The money itself … well, as he says, it’s “useful if you want to buy things.” He doesn’t hoard it. But he has to be prodded to indulge himself, and when we do see him spend money, it’s mostly on gifts: upgrading a company secretary to first-class, replacing a book he’s damaged, buying a get-well present for a woman he’s never met. Gifts are relationship-driven, and so is Joe. The gesture’s value is an answer to the implied question: What do you really think of me? That’s Joe’s native language: cleverly coded sincerity. He’s a genuinely good man, but that doesn’t make him a simplistic one. He’s profoundly vulnerable to what people–especially people he unconsciously thinks of as his “betters,” like his boss and millionaire Jimmy Dell–think of him; a discerning courtship means the world to him, while a slight makes him even angrier than a personal betrayal.
Watching the emergence of Joe’s characterization is part of the appeal of the movie’s first half. He has an almost superhero-like quality to him: a man determined to embody his ideals even at the expense of his own personality. (When he says “we used to say [you should marry] a nymphomaniac who owns a liquor store,” it’s an almost jarring insight into his much-less-formal past; back story is bullshit, as Mamet himself says, but not when it’s done like this.)
We have to figure out Joe, and so does everyone else. When Jimmy Dell (Steve Martin) offers Joe a thousand dollars for his camera, to cover up a picture he’s just taken, Joe gets offended: he’ll grant a favor, even for a stranger, but he won’t take a bribe. It’s one of the key scenes in the film, establishing several things in rapid succession: Joe’s priorities–both what he wants and what will outrage him–Dell’s reflexive approach, and Joe’s disinterest in suspicion. He’s naïve to the point of being unimaginative–or unimaginative to the point of being naïve. It tells the movie’s movers-and-shakers how they’ll have to handle him, and they handle him extraordinarily well.
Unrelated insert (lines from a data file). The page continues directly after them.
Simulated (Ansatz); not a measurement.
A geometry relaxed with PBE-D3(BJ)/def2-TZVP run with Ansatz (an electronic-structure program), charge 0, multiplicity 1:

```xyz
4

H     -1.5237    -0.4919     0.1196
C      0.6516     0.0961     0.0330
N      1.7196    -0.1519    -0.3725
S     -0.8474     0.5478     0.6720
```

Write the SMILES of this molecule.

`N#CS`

I’ll leave out much discussion of the plot, because this richly rewards a spoiler-free viewing (and then richly rewards a rewatch), but no discussion of any Mamet movie would be complete without talking about the language. The cast, in this case, is completely at home with it: Campbell Scott, Rebecca Pidgeon, Steve Martin, and Ricky Jay in particular all sound at home with this kind of abstracted, precisely formed dialogue. Martin gets maybe the finest line of it, delivered with an almost crystalline clarity: “I think you’ll find that if what you’ve done for them is as valuable as you say it is, if they are indebted to you morally but not legally, my experience is they will give you nothing, and they will begin to act cruelly toward you.” The lack of contractions in the second half of that sentence is an art-form in its own right. Pidgeon’s lines are also crafted particularly well and with a hard-edged whimsy, like she’s a Manic Pixie Dream Girl seen through a glass darkly: “My troika was pursued by wolves,” she says, and, “When you own the company, can I be queen?” She also gets one of the best acting moments in the movie, when you see her face change subtly but completely in response to something Joe has just said.
Not only well-worth watching, but well-worth watching more than once.